Power system expansion planning under global and local emission mitigation policies
Introduction
Emission taxes can be an efficient way of reducing fossil fuel energy use, improving energy efficiency, and promoting the development of renewable energy [1]. However, it may also decrease economic growth and social welfare, create distortions on power system investments, have distributive effects, and lead to emission leakage [2], [3]. Thus, looking closely at the expansion-planning-level consequences of pollutant emission taxes is an essential task in determining the optimal long-term allocation of resources.

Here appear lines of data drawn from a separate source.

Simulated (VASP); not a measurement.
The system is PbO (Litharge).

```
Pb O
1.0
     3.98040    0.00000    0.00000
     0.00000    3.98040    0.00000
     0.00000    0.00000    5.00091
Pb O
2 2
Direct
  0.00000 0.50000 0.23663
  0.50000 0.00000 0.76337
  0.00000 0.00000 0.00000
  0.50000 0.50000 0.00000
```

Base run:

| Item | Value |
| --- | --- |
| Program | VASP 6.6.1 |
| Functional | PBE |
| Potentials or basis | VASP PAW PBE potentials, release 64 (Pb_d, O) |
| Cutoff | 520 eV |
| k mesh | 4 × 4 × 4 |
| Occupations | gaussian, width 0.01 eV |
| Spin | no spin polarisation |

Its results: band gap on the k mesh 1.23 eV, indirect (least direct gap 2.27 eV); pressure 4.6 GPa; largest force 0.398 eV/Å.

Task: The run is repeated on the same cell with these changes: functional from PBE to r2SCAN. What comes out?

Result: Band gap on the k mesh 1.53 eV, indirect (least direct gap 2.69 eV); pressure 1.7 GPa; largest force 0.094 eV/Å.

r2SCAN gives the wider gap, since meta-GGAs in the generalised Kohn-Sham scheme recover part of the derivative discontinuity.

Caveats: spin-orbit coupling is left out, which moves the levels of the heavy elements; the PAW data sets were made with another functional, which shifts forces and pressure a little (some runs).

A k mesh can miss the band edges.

Determining the optimal expansion planning of the electric system is a complex problem because competitive electricity markets represent, perhaps, the most challenging supply chain. The commodity is subject to complex physical laws (e.g., Kirchhoff’s laws), is non-storable (at an affordable cost, although this is currently changing), demand is uncertain and highly correlated with the weather, and all demand must be satisfied instantaneously with a high level of reliability. In addition, service is provided over a network that is prone to congestion, flows over transmission lines cannot be directly controlled as in a transportation system, and the market is encumbered by numerous externalities. On top of that, the integration of intermittent renewable energy, the increase of storage devices, smart grid technologies, and electrification of the transportation and heat sectors rises many new challenges and opportunities. Ignoring these features of power systems may considerably distort long-term investment decisions in the power sector [4].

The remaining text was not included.